Josh Peck was almost a tragic cliché — and he knows it! And now he’s opening up about it like never before.
Speaking to People on Wednesday about his upcoming memoir Happy People Are Annoying, the Nickelodeon alum explained he has an addictive personality that led him to first an addiction to food — and then to drugs.
He came to realize:
“I was always looking for something outside to fix my insides. But eventually I realized that whether my life was beyond my wildest dreams or a total mess, it didn’t change the temperature of what was going on in my mind. I knew that nothing in the outside world would make me feel whole.”
Looking back at the beginning of his days as a child star, doing standup comedy that led him to Amanda Bynes‘ sketch comedy hit The Amanda Show, he says he was teased mercilessly about his weight:
“I spent most of my life dying to be typical but I grew up with a single mom, I was overweight and I was a musical theater kid who really had no social status… Comedy was my natural defense mechanism.”
Sadly it’s a story we’ve heard take some much darker turns than TV stardom. But even then it took a real awakening to fix the eating. Josh peaked, as he’s revealed on his YouTube channel, at 300 lbs at his unhealthiest.
As fans of the Drake and Josh know — as the struggle with the weight loss was an all too public one — he did eventually shed the weight, 127 lbs to be exact.
Unfortunately his addictive tendencies just found a new focus:
“It became clear that once I lost the weight that I was the same head in a new body. What is really clear is that I overdo things. And then I discovered drugs and alcohol. And that became my next chapter. I used food and drugs to numb my feelings… It was really a buffet.”

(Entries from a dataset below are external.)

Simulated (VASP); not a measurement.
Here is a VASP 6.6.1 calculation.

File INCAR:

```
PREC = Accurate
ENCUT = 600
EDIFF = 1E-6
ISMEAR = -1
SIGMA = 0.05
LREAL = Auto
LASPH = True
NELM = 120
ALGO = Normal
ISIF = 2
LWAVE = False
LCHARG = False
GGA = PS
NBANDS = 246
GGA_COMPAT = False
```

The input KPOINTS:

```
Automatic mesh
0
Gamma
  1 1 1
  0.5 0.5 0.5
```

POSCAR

On what the substances did to him, he recalled:
“I had this illusion of becoming more confident and attractive when I was partaking. I was trying to quiet that voice that woke me up every morning and told me I wasn’t enough.”
A child star in a downward spiral of drugs and alcohol? Like we said, dangerously close to cliché.
Thankfully he saw the light — it was the exit sign of a soundstage. He remembers getting a rep for being “unstable and erratic” due to his substance abuse. He realized:
“I had worked so hard for this thing and I was getting very close to losing it.”
Luckily, he’s been sober since 2008 and doing better than ever. He’s also found a great outlet in social media — gaining popularity on both Vine and YouTube — being himself. He told the mag:
“By walking through discomfort and by doing my best to break down the false identity I had for myself, I was able to get to the place that I was always seeking. I’m just trying to do good work that makes people happy.”
Now that he’s a grown 35-year-old man with a wife and 3-year-old son, he’s finally made peace with his teen self. He concluded:
“It took me a really long time to love the 15-year-old version of me, But now I understand how strong he was. And I feel like everything in my life set me up to find this chapter of health, peace and contentment.”
Wait, happily ever after? Damn, guess he was a cliché after all!
So happy everything worked out for him!